I had a phone call last week from Gladys, the lovely lady who is looking after him. Gladys says Mick is doing well, but it’s a long hard road he’s travelling on.


While I was thinking about him, I thought of how, in the days I remember him best, he would have relished the latest political shenanigans and how he might have responded to them in song.


So, I came up with one myself: Lyin’ Politican Blues. StringFing played it last night. Twice, by request, in fact.


It’s a rocky bluesy jazzy 12-bar vamp in the key of F. The audience joined in on percussion and singing. It was a joy to be a part of. We did it to try to send a good vibe across the water to NI to speed Mick’s recovery.


Here’s the song:


Woke up this morning switched on the news
Gotta tell ya people I got the blues –
If it doesn’t make ya larf, gonna to make ya cry
Why does every politician think they got permission to lie?


It really doesn’t matter which way ya vote
Conservative or labour, or even if ya float
When ya cross is on the paper, God knows why
Every politician thinks they got permission to lie


Black is white, they say without a smile
Half a millimetre, it’s a country mile
Stick em in a pot an’ boil the friggin lot, say I
Why does every politician think they got permission to lie?

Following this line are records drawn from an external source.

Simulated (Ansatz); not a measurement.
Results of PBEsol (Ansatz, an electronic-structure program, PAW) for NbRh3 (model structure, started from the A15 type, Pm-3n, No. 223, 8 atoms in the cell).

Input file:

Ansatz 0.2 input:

There’s a house on the river, a den of thieves
Their lyin’ ways bringing Britain to its knees
They wouldn’t know the truth if it punched them in the eye
Why does every politician think they got permission to lie?


I saw a politician, his face all creased
From living in the pocket of the chief of police
Polish on his lips from licking Murdoch’s shoes
Yeah, an’ that’s why I got these Lyin’ Politician Blues.




I hope it worked. Get well soon, Michael.

I’ll blog off now and catch you later. I’ve got a form to fill in.